Quote Originally Posted by Viking View Post
That is though to dodge the question. You will need to make a circular argument at some point, argumenting like you do, because moral needs to start somewhere - a few things are the building blocks from whom every other moral conclusion must come from. If I say something is wrong, then it simply is. What is wrong and what is right varies from culture to culture. If I, on the other hand, claimed that it was wrong because it collided with some already established moral idea, then I would naturally have to argue my case.
For a religious person morality starts from the beginning of the universe, put there by God. For religious people morals are also universally applicable, they do not vary by time and place. Your "if I say something is wrong, then it simply is" statement is a hangover from religious thinking, as evidenced by the moral relativism in the next sentence! The two viewpoints are not compatable, either you hold your moral views because they have utility, or morality is axiomatic.



Yet any religious argument starts with a secular one:

Conclusion: a god does exist
Question: is what this god says is right and wrong, actually what is right and wrong?

That a god can be a source for moral is not at all self-evident. Maybe it is the righteous people that go to hell, that is the price for being righteous - whereas those who take the easy path and spend the eternity in paradise are the morally corrupt people.
Actually, it is self evident. A God who creates the universe gets to ordain whatever laws he likes, and that is the root of your morality - an evil God creating the universe would be a God who created us to see him as "evil" by giving us a diametrically oppossed viewpoint to his own.

Who is the president of Germany? I have really no idea. Berlusconi is the PM, not the president.

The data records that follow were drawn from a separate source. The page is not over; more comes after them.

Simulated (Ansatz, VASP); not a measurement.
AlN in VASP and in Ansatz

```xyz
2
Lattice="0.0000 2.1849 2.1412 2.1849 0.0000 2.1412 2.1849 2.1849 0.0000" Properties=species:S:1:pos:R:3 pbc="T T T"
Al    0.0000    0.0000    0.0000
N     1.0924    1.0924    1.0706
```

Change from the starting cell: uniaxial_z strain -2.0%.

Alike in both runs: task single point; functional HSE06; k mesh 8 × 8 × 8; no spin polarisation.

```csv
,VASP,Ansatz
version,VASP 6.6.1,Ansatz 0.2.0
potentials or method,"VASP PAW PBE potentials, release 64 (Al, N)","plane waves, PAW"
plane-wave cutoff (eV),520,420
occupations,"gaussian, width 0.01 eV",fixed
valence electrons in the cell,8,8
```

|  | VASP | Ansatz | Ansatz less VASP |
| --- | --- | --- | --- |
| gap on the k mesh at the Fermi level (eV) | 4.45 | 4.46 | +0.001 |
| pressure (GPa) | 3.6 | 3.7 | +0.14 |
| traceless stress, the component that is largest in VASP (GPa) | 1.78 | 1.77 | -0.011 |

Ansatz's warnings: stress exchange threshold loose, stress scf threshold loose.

The president that I want is a toothless and ceremonial one - someone whose name is unknown to large portions of the society, simply because he is someone of little importance.
This is the core of my point. No one knows who the titular leader of Germany is, because it isn't the Kaisar, as a result the power vacume is filled by the Chancellor one rung down - who becomes more important by default. Same thing in Italy, you can't have a weak President and the sort of parliamentary democracy a monarchy usually enjoys in the West today.